Servant Leadership For Moon Travel 

Communication, teamwork, and servant leadership are three of the most important virtues in running the world’s largest space agency. 

Key Details

  • It has been an exciting few weeks for NASA. After a decade of development and delays, it launched its Space Launch System (SLS) on November 16. The unmanned Orion capsule landed on Earth on Sunday morning. 
  • The successful launch of Artemis I has brought out alot of excitement, as Americans are feeling excited about the possibility of a Moon landing as early as 2025. 
  • It is also creating opportunities for private companies as NASA contracts major aspects of the new SLS rockets to the private sector. 
  • An underrated aspect of the organization’s success is just how much teamwork, communication, and servant leadership are necessary to get each rocket to the launch pad, long before it is launched into space. 
  • Thousands of engineers, private contractors, experts, and politicians worked together to design, build, and launch Artemis I and that wouldn’t get done without strong leadership and teamwork.

Why It’s Important 

Remote operations are challenging, and many modern corporations struggle with productivity when employees don’t work from the same office. NASA is a federal agency and it has an even greater challenge in coordinating thousands of workers across 50 states, multiple flight centers, and representing international space agencies and corporations. These all have to come together to work seamlessly with some of the most advanced technology and cutting-edge science humanity is capable of. 

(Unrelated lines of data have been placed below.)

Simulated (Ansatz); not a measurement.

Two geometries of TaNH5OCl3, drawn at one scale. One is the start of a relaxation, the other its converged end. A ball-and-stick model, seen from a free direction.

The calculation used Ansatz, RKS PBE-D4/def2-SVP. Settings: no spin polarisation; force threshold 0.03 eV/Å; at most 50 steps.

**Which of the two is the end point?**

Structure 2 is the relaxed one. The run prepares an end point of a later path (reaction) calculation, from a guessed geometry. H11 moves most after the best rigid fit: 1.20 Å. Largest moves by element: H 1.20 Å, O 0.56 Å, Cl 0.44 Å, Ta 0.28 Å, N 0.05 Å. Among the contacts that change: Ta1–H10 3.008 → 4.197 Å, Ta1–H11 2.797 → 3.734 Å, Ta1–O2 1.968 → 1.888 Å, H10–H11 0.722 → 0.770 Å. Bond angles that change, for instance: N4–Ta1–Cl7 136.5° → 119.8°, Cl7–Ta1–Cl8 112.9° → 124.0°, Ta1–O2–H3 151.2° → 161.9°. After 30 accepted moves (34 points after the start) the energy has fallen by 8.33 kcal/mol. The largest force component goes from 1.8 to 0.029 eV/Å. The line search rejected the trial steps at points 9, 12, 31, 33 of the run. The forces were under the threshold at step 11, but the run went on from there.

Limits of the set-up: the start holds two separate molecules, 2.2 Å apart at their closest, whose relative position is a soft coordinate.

Doug Parkinson is the Launch Integration and Mission Operations Lead at Marshall Space Flight Center. He handles launch operations and ground operations for the SLS program. He and his team are currently working in the “post-flight evaluation period” following the launch of Artemis I, analyzing data for the months following the launch and preparing reports. He has been working in the SLS program since 2012. 

“It’s been surreal. I remember watching the rocket take off the pad and it was almost hard to believe it was really going. It’s been very stressful leading up to the launch and through the launch, it’s a very intense eight minutes until the engine cutoff. It’s exciting to see them all go off like clockwork, a testament to the engineers and team we have supporting the launch,” he says.  

Backing up a Bit 

NASA operates multiple sites across the U.S., with different facilities controlling different projects. The Hubble Space Telescope is managed by Goddard Space Flight Center in Greenbelt, Maryland. NASA’s Jet Propulsion Laboratory is located in Pasadena, California. 

Separating sites allows NASA to base locations in geographically ideal locations, take advantage of preexisting military infrastructure, and benefit individual state economies with base locations. 

NASA’s three most important hubs are Kennedy Space Center in Merritt Island, Florida, where rockets are launched as close to the equator as possible; Johnson Space Center in Houston, Texas, where Mission Control is based; and Marshall Space Center in Huntsville, Alabama, a hub for design and development engineering. The latter also keeps critical subject matter experts monitoring the launch vehicle and the engineers at Mission Control, including Parkinson’s team. 

Communication

Maintaining multiple laboratories and control rooms across thousands of miles is a challenge, and it was more of a challenge prior to the creation of the internet and the advancement of video call technology. 

“We all have to work together in designing the rocket, building the rocket, launching the rocket, and conducting mission operations. We pull from expertise areas across the country. Technology has of course advanced communications. We have our own communication network between sites, and we need to maintain it and be able to maintain communications 24/7 between the International Space Station, Houston, and Kennedy. These are critical systems,” says Parkinson.

Teamwork 

Parkinson describes himself and his colleagues as perfectionists. As engineers and scientists, they want to overcome complex challenges perfectly. In order to do that with something as complex as rocket science, he and his team have to build each other up, and rely on each other’s skills, and build strong networks of communication that allow them to address challenges as they arise. Those challenges only get harder and more ambitious as you set your sights on new goals. 

“In order to fly and conduct missions, it is going to be crucial to have teamwork. We have experts all across the country and pieces of the rocket come from the European Space Agency. We need experts who we can pull on so we can respond to an issue if it arises. It’s going to become even more critical to have that teamwork operating together, designing something together when we do more complex missions to the Moon and Mars,” he says. 

Servant Leadership 

Parkinson runs his team with a “servant’s heart.” In order to achieve his goals, he needs to help others achieve their goals. 

“When I first joined, this organization needed some work and it didn’t need someone coming in and dictating. What I find to be a good approach is enabling people who want to do a good job, helping them be successful. My bosses have supported my endeavors and that is the way I approach my team. I use my experience and knowledge to help make them successful, and if you walk with that mentality you get a better turnaround. They’re vested in the work. That’s what I find in leads all across NASA,” he says.